[incremental scan] Support for equality deletes by gbrgr · Pull Request #60 · RelationalAI/iceberg-rust

gbrgr · 2026-03-05T07:30:30Z

https://relationalai.atlassian.net/browse/RAI-44214
+
https://relationalai.atlassian.net/browse/RAI-44483

gbrgr · 2026-03-05T15:24:54Z

+    /// Spawns a concurrent task to collect all manifest entries from the `from_snapshot`.
+    /// Returns a receiver that will yield the manifest entries as they are collected.
+    /// Errors are sent through `error_tx`.
+    fn spawn_baseline_file_collection(


@vustef this is code to read metadata about the from_snapshot. I could not really reuse code from the full scan here, because the manifest reading logic is tightly coupled into plan_files. Should not hurt here though.

I don't see though what is different in this function than any other that reads metadata about a snapshot?

Could from_snapshot be a parameter, so that the function is not special and tied to the "baseline_file_collection"?

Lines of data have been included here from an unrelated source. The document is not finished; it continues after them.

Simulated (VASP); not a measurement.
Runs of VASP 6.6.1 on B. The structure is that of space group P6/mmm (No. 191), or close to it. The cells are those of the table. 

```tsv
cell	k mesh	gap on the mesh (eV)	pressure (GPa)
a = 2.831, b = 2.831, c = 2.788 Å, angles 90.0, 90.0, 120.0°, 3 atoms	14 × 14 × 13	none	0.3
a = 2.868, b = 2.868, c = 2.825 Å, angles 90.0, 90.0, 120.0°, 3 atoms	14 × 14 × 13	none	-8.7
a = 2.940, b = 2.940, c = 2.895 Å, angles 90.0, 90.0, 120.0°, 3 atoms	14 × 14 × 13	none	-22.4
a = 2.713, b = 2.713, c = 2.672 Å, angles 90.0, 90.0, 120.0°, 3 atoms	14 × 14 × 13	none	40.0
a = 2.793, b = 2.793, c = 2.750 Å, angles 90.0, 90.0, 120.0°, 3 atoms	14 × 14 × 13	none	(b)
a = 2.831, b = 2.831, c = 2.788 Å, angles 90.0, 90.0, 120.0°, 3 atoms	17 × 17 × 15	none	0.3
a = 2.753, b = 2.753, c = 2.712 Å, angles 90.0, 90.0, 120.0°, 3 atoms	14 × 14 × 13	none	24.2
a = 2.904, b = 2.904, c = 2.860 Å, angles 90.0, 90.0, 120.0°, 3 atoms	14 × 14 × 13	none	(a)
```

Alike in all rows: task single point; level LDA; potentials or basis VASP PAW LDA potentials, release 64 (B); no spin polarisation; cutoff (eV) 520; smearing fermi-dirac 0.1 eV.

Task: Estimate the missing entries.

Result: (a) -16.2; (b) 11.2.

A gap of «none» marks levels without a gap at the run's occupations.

As said, the way metadata is read in the full scan is tightly coupled to the specific manifest file context types, etc.

Will add a parameter

gbrgr · 2026-03-06T07:14:18Z

+                if !equality_deletes.is_empty() {
+                    // The predicate from build_combined_equality_delete_predicate is a "survival"
+                    // filter (keeps non-deleted rows). Negate it to select rows TO DELETE.
+                    let survival_predicate = delete_filter


Notice that for the full scan, the equality predicate is built at read time in the arrow reader. However, since the incremental scan builds the delete index beforehand, we can compile it here at plan time.

vustef

First round + will review tests later. Thanks Gerald

vustef · 2026-03-06T09:03:02Z

+    /// Spawns a concurrent task to collect all manifest entries from the `from_snapshot`.
+    /// Returns a receiver that will yield the manifest entries as they are collected.
+    /// Errors are sent through `error_tx`.
+    fn spawn_baseline_file_collection(


I don't see though what is different in this function than any other that reads metadata about a snapshot?

vustef · 2026-03-06T09:04:14Z

+    /// Spawns a concurrent task to collect all manifest entries from the `from_snapshot`.
+    /// Returns a receiver that will yield the manifest entries as they are collected.
+    /// Errors are sent through `error_tx`.
+    fn spawn_baseline_file_collection(


Could from_snapshot be a parameter, so that the function is not special and tied to the "baseline_file_collection"?

vustef

Went through everything now. My main concern is code duplication between all these different tasks (full, and all incremental ones). Let's discuss after you go through comments

vustef · 2026-03-09T10:34:27Z

+        // Three-branch strategy matching Java's ReadConf constructor:
+        //   Branch 1: file has embedded field IDs → use as-is
+        //   Branch 2: name_mapping present → apply name mapping, reopen
+        //   Branch 3: fallback → assign position-based IDs, reopen


Not sure if this is needed, it's stated in the function. Otherwise I expected to see this logic here

vustef · 2026-03-09T10:36:58Z

+    ) -> Result<ParquetRecordBatchStreamBuilder<ArrowFileReader>> {
+        // Metadata fields (e.g. _file, _pos) are virtual — they don't exist as Parquet columns.
+        // Filter them out so get_arrow_projection_mask only sees real schema field IDs.
+        let real_field_ids: Vec<i32> = field_ids


nit: perhaps we should keep the names, in this case let project_field_ids_without_metadata, so that it's easier to correlate that with the previous code / upstream

vustef · 2026-03-09T10:43:16Z

I know this is the difference, but I'm think we can control this difference through a param, that might allow us to skip this step. We either get delete_predicate as a param in a common function, or we get a receiver.

vustef · 2026-03-09T10:49:27Z

+        let (iceberg_field_ids, field_id_map) =
+            Self::build_field_id_set_and_map(builder.parquet_schema(), bound_predicate)?;
+
+        if let Some(use_fallback) = projection {


I don't get this, so incremental always uses fallback? Why? And why do we call this fallback?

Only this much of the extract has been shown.